Of course, if you've just a wee bit of experience, MS is easy-peasy.
Plenty of pinging opportunity - if you can get some help to start off with! Image: Wikicommons/ |
And there's the rub: I've not operated MS before, so which frequency? Nobody seems to want to agree, with essentially all online resources being US-based. In the EU, things are different, so I had to keep looking; 'PingJockey' is no good for me!
I asked a few operators, who seemed to want to keep the MS activity to themselves by not recommending any frequency or mode. The sole helpful and relatively up-to-date site I came across was this one by G0ISW - big thanks to him! This site also pointed me to the EU-centric MS forum site maintained by ON4KST - again, big thanks are due there.
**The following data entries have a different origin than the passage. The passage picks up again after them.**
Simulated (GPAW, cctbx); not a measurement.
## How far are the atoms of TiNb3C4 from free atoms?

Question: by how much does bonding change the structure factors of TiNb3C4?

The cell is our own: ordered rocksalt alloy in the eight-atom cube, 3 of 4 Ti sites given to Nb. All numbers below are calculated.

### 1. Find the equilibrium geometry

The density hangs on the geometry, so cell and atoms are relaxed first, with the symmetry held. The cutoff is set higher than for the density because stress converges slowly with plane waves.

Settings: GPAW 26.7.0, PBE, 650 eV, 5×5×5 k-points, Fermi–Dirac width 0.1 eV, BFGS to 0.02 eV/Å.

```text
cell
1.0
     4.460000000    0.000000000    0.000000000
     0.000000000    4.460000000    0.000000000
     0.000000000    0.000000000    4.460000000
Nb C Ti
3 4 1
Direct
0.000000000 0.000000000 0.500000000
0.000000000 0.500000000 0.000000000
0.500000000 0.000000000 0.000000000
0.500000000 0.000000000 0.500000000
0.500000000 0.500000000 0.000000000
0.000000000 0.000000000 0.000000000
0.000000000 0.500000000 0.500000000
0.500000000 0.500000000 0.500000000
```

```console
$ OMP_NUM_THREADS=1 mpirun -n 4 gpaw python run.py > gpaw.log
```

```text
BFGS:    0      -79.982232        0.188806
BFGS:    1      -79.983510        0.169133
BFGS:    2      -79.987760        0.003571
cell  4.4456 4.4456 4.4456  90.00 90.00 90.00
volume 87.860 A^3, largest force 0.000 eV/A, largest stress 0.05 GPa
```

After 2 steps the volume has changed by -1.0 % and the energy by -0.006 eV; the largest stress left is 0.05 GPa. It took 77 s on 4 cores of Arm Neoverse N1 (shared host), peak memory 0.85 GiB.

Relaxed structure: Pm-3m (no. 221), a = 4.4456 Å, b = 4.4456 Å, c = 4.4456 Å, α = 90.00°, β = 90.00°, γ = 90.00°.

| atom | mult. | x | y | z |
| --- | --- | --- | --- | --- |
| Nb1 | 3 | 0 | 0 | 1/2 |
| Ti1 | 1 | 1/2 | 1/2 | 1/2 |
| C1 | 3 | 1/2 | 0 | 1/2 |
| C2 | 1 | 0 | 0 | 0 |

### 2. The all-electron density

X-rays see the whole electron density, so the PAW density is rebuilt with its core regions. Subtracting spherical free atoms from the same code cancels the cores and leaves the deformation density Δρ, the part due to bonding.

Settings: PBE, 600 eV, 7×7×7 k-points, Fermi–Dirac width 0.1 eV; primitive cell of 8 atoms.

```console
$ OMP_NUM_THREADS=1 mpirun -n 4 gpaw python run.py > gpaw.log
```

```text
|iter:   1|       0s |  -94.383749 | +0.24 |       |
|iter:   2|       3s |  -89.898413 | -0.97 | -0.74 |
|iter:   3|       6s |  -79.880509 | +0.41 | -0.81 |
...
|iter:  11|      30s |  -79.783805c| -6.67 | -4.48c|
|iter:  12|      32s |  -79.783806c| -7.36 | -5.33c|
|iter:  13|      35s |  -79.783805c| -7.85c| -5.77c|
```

And which mode is best? JT6M is ubiquitous in online resources. This is not the latest MS mode, WSJT9 not even offering it as an option (it has reappeared in WSJT10 beta.)
The band plan for Region 1 is meant to have nudged MS operations from around 50.230 to 50.320, but operators seem to have other ideas, with only a very few having moved as IARU wishes.
Listening in at 50.230 just ahead of the Perseids, I could hear plenty of signals but no decodes. This was my failing to appreciate just how stuck to JT6M everybody seems to be. You have ISCAT A and B, JTMS, FSK441 but, no, all activity seems to be JT6M-based. Then I got the decodes.
I'll see what the prospects of making some QSOs with a simple 2 ele quad and about 35W during the narrow peak of the Perseids might be later today. For now, I'm glad I cut through all the dated and/or wrong internet advice, and once more, found out for myself, rather than through any help from experienced operators, how to cut it on 6m MS.
UPDATE:
A few hours after writing this, a lunchtime session produced my first MS contact with SP7QJF at a distance of 1147 miles (1847km) - not bad at all, and approaching the maximum expected distance for a MS QSO, given the simple antenna and low power of 35W out. Later, I managed to bag three more QSOs. It's a propagation mode that needs patience, but you can do it with simple equipment, at least on 6m.